There are no problems in itself with this solution. But there is no way the
solution can test on East Fifth Street and E5th st. In other words spelling
differences or spelling mistakes will never, ever be found. I in my
experience there will allways be some (or even many) records that should be
trapped but simply aren't.

So after such a script that finds all duplicate addresses you may also try
duplicate posat codes (zipcodes) and mark these as to be reviewed. You will
find false marked records, since postalcodes may be shared. But at least you
might get rid of some more double records. As said: it is never going to be
straight forward.

Keep well, Ursus

Keep well, Ursus

Re: Removing Duplcates In Filemaker The Easy Way

am 16.06.2007 23:35:05 von Helpful Harry

In article <46739bcd$0$99407$dbd4f001@news.wanadoo.nl>, "Ursus"
wrote:
>
> Finding duplicates is never going to be easy.
> There are no problems in itself with this solution. But there is no way the
> solution can test on East Fifth Street and E5th st. In other words spelling
> differences or spelling mistakes will never, ever be found. I in my
> experience there will allways be some (or even many) records that should be
> trapped but simply aren't.
>
> So after such a script that finds all duplicate addresses you may also try
> duplicate posat codes (zipcodes) and mark these as to be reviewed. You will
> find false marked records, since postalcodes may be shared. But at least you
> might get rid of some more double records. As said: it is never going to be
> straight forward.
>
> Keep well, Ursus

True, you'll never be able to account for human error (typos) or
inconsistancy in data entry. That's simply one of the facts of working
with databases that you have to live with.

I think the "Address" field in the scripts was really just an example
field - you can easily swap it to Name or Phone Number or whatever to
find duplicates in other fields.

There's also the problem that the same address (again as an example)
might belong to different people that you do want to keep in the
system. This is why you should NEVER have a script that simply deletes
supposed "duplicates". Marking them is a much better idea and then
someone can manually go through making sure they really are duplicates
and deleting them when appropriate.









Helpful Harry
Hopefully helping harassed humans happily handle handiwork hardships ;o)

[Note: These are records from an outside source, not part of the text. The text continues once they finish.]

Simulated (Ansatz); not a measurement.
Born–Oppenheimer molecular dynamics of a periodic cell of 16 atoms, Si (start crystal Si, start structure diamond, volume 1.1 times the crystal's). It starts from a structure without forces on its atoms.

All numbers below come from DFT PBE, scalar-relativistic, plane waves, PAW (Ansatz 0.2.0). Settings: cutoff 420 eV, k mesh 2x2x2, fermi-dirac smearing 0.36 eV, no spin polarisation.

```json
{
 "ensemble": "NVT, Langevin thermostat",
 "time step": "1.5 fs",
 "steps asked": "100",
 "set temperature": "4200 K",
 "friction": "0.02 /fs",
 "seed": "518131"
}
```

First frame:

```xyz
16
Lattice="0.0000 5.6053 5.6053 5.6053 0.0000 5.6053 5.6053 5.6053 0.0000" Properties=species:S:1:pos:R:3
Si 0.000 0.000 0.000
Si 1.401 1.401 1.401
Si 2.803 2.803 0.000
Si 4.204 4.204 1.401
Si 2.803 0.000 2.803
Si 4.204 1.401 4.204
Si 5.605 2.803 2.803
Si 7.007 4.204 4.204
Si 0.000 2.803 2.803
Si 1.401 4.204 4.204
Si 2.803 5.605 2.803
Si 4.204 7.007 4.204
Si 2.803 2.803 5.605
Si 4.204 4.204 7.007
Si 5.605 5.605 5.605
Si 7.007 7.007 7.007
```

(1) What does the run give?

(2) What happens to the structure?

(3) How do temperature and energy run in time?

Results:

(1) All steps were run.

Re: Removing Duplcates In Filemaker The Easy Way

am 17.06.2007 00:02:25 von d-42

I usually that technique, although with Harry's improvements. (And
they ARE improvements.)

That said, for applications with LOTS of records there are even faster
techniques:

define a self-join relationship on the field you are going to detect
duplicates.
define an indexed field to hold the duplicate flag.
perform a find on ! to reduce the record set to just the records with
duplicates.
perform a replace on the field to hold:

self-join::pkey = pkey

(Its a boolean comparison not assignment, and the result will be 1 or
0)

Then just perform a find on the field for the 0s.

This works because if the field is unique, the record will be related
to itself, and it will find its own key on the other side, and the
comparison will be true. If its the first duplicate, it will still see
itself, and return a true. But the 2nd and beyond duplicates will see
the 'first one' through the relationship, and thus return 0's.

Its faster in big cases because a lot more of the activity can
potentially take place on the server, saving you from having to shunt
records back and forth with the client with each loop cycle. It also
eliminates the need for a sort which which is requires super linear
time, while all of the operations above operate in linear time or
faster (on 'normal' datasets). On a big enough data set the sort
operation takes more time than everything else combined.

Its also more limited; in that due to the way relationships work its
not suitable for multiline fields, fields that exceed the maximum key
length, and so forth.

-cheers,
Dave